FreeDuck wrote:I'd love to hear his take on it. I talked to the project lead today and he sees some of what I'm complaining about. I never complained to him and he's the one that brought it up. He is of the opinion that he's always going to be an "academic" but that with time he'll settle down.
I agree he will probably settle down. Judging by your description, I have seen a few people like him, fortunately not on projects I was personally working on. (Knock on wood.) Going by the experience of my hard-tested colleagues, here are a few things that might help him settle down: First, within your projects, try to have tasks assigned to him that require much common sense, and very little scholarship in the theology of things like object-oriented programming, design patterns, and the ideosyncrasies of your programming language. The surest way to moderate his overconfidence in such theology is to confront it with the harsh reality of hardware bugs to catch, clumsy legacy code to program around, user-hostile libraries, and other engineering obstacles unworthy of a computer scientist's attention. There's a good chance that he will either put up or shut up, both of which helps you.

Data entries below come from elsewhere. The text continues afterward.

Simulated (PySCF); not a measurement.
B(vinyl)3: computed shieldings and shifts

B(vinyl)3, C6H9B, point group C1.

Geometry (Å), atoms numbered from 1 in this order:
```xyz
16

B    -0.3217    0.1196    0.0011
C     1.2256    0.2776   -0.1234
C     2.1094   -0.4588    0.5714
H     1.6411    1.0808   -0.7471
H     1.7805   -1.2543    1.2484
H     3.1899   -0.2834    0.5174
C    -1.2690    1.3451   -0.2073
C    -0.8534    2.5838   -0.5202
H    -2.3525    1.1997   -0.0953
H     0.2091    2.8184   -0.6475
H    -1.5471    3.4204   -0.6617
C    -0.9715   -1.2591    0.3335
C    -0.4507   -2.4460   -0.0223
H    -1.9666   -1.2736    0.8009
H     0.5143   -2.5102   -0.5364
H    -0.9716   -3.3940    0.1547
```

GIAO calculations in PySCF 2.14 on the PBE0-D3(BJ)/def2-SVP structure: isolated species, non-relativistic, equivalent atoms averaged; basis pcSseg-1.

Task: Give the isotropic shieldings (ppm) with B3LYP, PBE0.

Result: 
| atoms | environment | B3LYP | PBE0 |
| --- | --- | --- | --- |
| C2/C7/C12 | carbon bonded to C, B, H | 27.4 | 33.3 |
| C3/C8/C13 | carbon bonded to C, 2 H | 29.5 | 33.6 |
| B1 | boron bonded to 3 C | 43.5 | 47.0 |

Also, if your project's time budget permits and you disagree on something reasonably small, have him program it his way, you program it your way, and run both implementations through a profiler. He seems to be very competitive, so let him compete. If he's really right half the time, wrong half the time, then hard, objective test results may inspire some rethinking and some modesty on his part.
Finally, it seems to me that you and he are trying to resolve a lot of your disputes by talking. I'm not sure that's such a good idea in this case. If he is fresh out of college and proficient in the kind of knowledge that impresses computer science professors, he may well be better at
talking about programming than you are, even if you are better at actually programming. So maybe it would help if you placed less emphasis on debating and more emphasis on testing as a way to settle your disagreements.
In the meantime, good luck trying to stay sane while Mr.Genius is settling down.